Am Wed, 28 Oct 2009 09:28:36 -0500
schrieb Rob Ross <rross@xxxxxxxxxxx>:
> It is a mistake to think that there is any rhyme or reason to the
> cache update and replacement policy in NFS. In fact it is ok for a
> client implementation to cache the file size and other metadata too,
> and return an out-of-date version to a process.
I won't argue about the (non)reliability/consistency when working over NFS. I
know there are many agents, caching on every host concerned, etc. All I'm
asking for is reducing the time until the data hits the disk... for my use case
it has been shown to be "good enough" to make the writer push its writes
towards the NFS server (call 'sync' on the shell).
> > "The function NF90_SYNC offers a way to synchronize the disk copy
> > of a netCDF dataset with in-memory buffers"
> > "For a writer, this flushes buffers to disk."
>
> It is supposedly synchronizing that process's in-memory buffers with
> the copy on the server (on disk). Actually, what is probably
> happening is that the dirty regions are being pushed to the server,
Actually not. I grepped trough netCDF source and did not find an fsync() call.

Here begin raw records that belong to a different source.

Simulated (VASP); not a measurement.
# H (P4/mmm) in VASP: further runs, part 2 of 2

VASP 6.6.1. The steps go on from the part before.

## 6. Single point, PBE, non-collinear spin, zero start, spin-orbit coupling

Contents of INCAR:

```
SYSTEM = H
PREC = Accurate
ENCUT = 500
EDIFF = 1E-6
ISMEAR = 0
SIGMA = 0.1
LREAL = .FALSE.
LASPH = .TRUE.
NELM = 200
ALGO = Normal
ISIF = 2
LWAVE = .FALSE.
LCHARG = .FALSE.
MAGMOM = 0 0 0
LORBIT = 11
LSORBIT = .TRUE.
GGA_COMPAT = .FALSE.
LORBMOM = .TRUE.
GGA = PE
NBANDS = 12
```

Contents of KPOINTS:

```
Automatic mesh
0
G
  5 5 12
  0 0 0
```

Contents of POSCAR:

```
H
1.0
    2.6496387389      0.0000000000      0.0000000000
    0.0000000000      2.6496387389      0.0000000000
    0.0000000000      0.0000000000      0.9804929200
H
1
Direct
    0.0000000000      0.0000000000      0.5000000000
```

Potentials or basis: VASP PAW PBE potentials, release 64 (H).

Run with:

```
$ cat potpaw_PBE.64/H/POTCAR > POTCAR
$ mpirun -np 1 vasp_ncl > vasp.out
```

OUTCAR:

nc_sync() just seems to trigger plain write()s. I may be wrong here, as there
is some IO layering going on inside the code and I am not that familiar with it.
The situation looks to me like NetCDF only hands data over to the operating
system buffers and the NFS server, let alone the client, don't get any chance
with the new data since it is held in the writer's system buffers.
A call to 'sync' triggers sending of the data over NFS, resulting in an update
of the data in the visualization in acceptable time. That is all I'm asking
for... I know that this is no substitute for a cluster file system and there is
no guarantee, but it supposedly works 99% of times instead of getting a broken
plot in 10% of cases, and the plot very late in all cases.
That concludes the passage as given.